Last updated on January 2, 2016
From an article on the high-end housing market in the Twin Cities published in the Star Tribune on Christmas:
Upper-end homes always take longer to sell than those that are closer to the market median. At the very top, the scarcity of comparable homes means that pricing is part art and part science. Agents are often at the mercy of their clients, who are sometimes out of touch with what’s happening in the market.
“You have to balance the relative demand in the market and the taste of buyers,” Berg said. “But you have to balance that against a lot of factors including what a seller has put into the property, which is sometimes irrelevant and has nothing to do with fair market value.”
This made me think about the concept of sunk cost which, as per Wikipedia, is “a cost that has already been incurred and cannot be recovered.”

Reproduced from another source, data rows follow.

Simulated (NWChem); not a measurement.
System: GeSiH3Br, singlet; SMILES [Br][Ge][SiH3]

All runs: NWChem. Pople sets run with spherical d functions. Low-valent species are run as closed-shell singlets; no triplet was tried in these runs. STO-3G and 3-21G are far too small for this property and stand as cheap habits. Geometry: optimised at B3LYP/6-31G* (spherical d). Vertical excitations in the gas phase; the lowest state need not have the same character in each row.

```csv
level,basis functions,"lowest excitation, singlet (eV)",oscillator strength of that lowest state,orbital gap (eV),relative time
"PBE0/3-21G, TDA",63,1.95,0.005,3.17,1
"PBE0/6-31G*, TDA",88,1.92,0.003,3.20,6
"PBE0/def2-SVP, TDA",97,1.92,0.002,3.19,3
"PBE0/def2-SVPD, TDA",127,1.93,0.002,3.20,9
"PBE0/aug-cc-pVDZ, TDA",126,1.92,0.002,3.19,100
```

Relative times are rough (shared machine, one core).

In economics, sunk costs do not matter at the margin. That is, when taking marginal decisions, all that matters are the marginal cost and benefit. Irrecoverable costs should not factor in your decision. Richard Posner has a good illustration of the idea that sunk costs should not matter at the margin in his Economic Analysis of Law:
[C]ost to an economist is a forward-looking concept. Sunk (incurred) costs do not affect decisions on price and quantity. Suppose that a life-sized porcelain white elephant cost $1,000 to build ($1,000 being the alternative price of the inputs that went into making it) but that the most anyone will pay for it now that it is built is $10. The fact that $1,000 was sunk in making it will not affect the price at which it is sold, provided the seller is rational; for if he were to take the position that he would not sell it for less than it cost him to make it, the only result would be that instead of losing $990 he would lose $1,000.
The Star Tribune article hints at the fact that sunk costs don’t matter on the housing market. This is best illustrated by a personal anecdote. When we sold our house in North Carolina in 2013, we had just replaced the furnace and AC the year before. But this is not something that factored in whether we would accept or reject an offer–we had already incurred that cost, it was irrecoverable, and the only thing that mattered was to receive the highest possible offer.
(At the end of the day, however, we ended up not putting our house on the market and selling to a colleague who really wanted to live in our neighborhood. We thus decided to dispense with the transaction costs and take what amounted to a very reasonable offer.)
Think, however, about what would have happened had we decided not to replace the furnace and the AC. In that case, the fact that the furnace and AC needed to be replaced surely would have come up during the inspection, and prospective buyers would either have asked us to do the work before they moved in, or reduce our selling price in expectation that they would have to get that work done themselves.
But if sunk costs don’t matter in one case, why should they matter in the other? That is, if we could not ask for a higher price in order to recoup the cost of the new furnace and AC, how could buyers make a lower offer in expectation of having to replace the furnace and AC themselves? Do sunk costs matter asymmetrically?
Going back to the Posner quote above gives us a hint as to how we can resolve the seeming sunk cost asymmetry: “Cost to an economist is a forward-looking concept.” In other words, what matters when taking a decision are the costs that are forthcoming–those that have already been incurred and which are irrecoverable do not matter, and they do not matter precisely because they cannot be recovered.
In the case of the seller of a house having installed a new furnace and AC, the cost has already been incurred, and it is irrecoverable. In the case of the buyer of a house looking at having to install a new furnace and AC, the cost has not already been incurred, and the money could be used for other things. Thus, the seeming contradiction does not arise from the fact that sunk costs matter asymmetrically–it arises because in one case the cost is sunk, and in the other it is not.